Today is 'budget' day. A budget is something that you work out when you have a fixed amount of money as income and you work out what you can afford to spend.
However government does not work like that, like an adolescent it works out what it wants to spend, then starts borrowing or cadging of everybody else to meet 'the deficit'. With an adolescent that resorts to demanding money with menaces, they were dealt with in a summary fashion by either parents or the local copper. Government has no such constraints on it as it has the monopoly of violence, and when the citizen withdraws his consent to be robbed blind, he/she is faced with jail or heavy fines.
So the word 'budget' is a misnomer, Government has decided it would like to get involved in another shooting war with no exit strategy- AGAIN !.
Brogan in this
article is arguing that the 40% rate should now be honestly named the standard rate, and the 25% rate the lower rate. I agree, until we start calling things as they really are, we are never going to get out of this mess.
You will hear a lot today about nonsense about a 'budget for growth', governments do not create real wealth producing jobs, they create public sector jobs which are a drain on national resources.
The Government is still borrowing, State expenditure is still growing.
Would that we had a
Sir John Cowperthwaite had the helm, with government spending limited to 15% of GDP.
With George O it is a game of sado-masochism, except in this case the
wealth producers are walking away rather than be whipped further.
8 comments:
"40% rate should now be honestly named the standard rate, and the 25% rate the lower rate."

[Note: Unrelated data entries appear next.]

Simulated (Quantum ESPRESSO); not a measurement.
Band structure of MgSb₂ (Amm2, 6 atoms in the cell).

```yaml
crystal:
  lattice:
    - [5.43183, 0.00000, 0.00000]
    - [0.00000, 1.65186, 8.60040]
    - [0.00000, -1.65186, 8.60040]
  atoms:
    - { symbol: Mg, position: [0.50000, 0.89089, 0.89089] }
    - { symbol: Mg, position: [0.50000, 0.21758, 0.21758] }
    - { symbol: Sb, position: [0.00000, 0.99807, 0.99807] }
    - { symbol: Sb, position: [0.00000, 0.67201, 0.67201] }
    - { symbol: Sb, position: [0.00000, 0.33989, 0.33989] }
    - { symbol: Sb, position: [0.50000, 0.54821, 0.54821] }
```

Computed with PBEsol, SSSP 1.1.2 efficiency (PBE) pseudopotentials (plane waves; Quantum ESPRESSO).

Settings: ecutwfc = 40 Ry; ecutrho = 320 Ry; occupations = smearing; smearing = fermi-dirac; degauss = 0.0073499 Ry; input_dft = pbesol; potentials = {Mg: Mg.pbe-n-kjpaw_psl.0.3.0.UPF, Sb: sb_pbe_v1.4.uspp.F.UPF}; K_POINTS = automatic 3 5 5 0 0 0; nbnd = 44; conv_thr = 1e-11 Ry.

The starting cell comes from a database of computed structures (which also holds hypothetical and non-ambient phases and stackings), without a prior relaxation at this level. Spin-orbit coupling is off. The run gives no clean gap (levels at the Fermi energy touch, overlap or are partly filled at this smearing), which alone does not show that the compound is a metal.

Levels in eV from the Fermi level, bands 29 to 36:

hah! classic. the median income is £22,000, the vast majority of people will never touch the £35,000 higher rate, and Libertarians want it to be called the 'standard rate'. Shows how out of touch with the average person libertarians are!
I suppose by extension the vast majority of people who never touch the standard rate are 'sub standard'. How very Ayn Rand.
Maybe it is to mean that the majority of income tax is collected at the 40% rate...
Mr Stone, you picked on one point.
The main thrust is that the Government decides what it wants to spend and then takes it.
The most insidious tax is inflation and we are all being robbed blind by it, unless you are a debtor.
You are?
Ah, okay.
But until that, and the money printing machines that cause it are restrained we are heading ever deeper into insolvency and financial disaster.
...the wealth producers are walking away rather than be whipped further
A bank a wealth producer? A fucking bank?
Congratulations on winning this week's Polly Toynbee award for economic illiteracy.
Whatever,
Try conducting an export business without banks.
Try conducting ANY business without banks. They provide services without which life would be slower, riskier and more expensive.
The problem with banks is that we have state funded bailouts, deposit insurance (skewing consumer choice), and a currency monopoly enforced by legal tender laws. Add to that the ratings agencies have not been skewered for AAA rating junk. Who has not skewered them? Yes, THE STATE.
So please, stop this lazy banker bashing and look to the parent - the state - who brought up such spoilt children (the banks).
Roger -- my comments weren't 'lazy banker bashing'. They were 'lazy author bashing'. Guthrum chose to use the possibility of HSBC moving offshore as an example of how the government is 'whipping' the 'wealth producers'.
Now, if you -- or he -- would like to explain how banks actually produce wealth (rather than simply moving existing wealth around), I'll be happy to debate the issue with you. But that wasn't your response; you failed to actually address the point I made, and rather responded to a totally different one -- that banks serve no purpose. I didn't actually claim that.
So, how do banks directly produce wealth?
Ok lets use WPP instead, gone to Dublin
HSBC also contribute more than a few bob to the exchequer
eight of ten financial companies are looking to move out of the UK to Switzerland or the Channel Islands.
Economic illiteracy that banks are unproductive or shall we go back to barter
@Guthrum
Ok lets use WPP instead, gone to Dublin
Only part of WPP have gone; plus WPP is an advertising business. They don't create wealth either, just demand.
HSBC also contribute more than a few bob to the exchequer
Through taxes. By that logic, the government should raise every public sector workers salary to (say) a million quid -- think of all the extra taxes that would bring in!
eight of ten financial companies are looking to move out of the UK to Switzerland or the Channel Islands.
I've already agreed with RT that (some of) the functions that financial institutions provide are actually useful. However, that doesn't mean that those institutions need to be based in the UK -- as long as folks have access to those services, they don't care where that company is based...
Economic illiteracy that banks are unproductive or shall we go back to barter
Sorry, Guthrum, but I call bullshit. Of course banks do something useful -- I've already agreed that. What I was taking issue with was your very specific observation that they are 'wealth producers'. They are not, and your refusal to address this specific point is telling.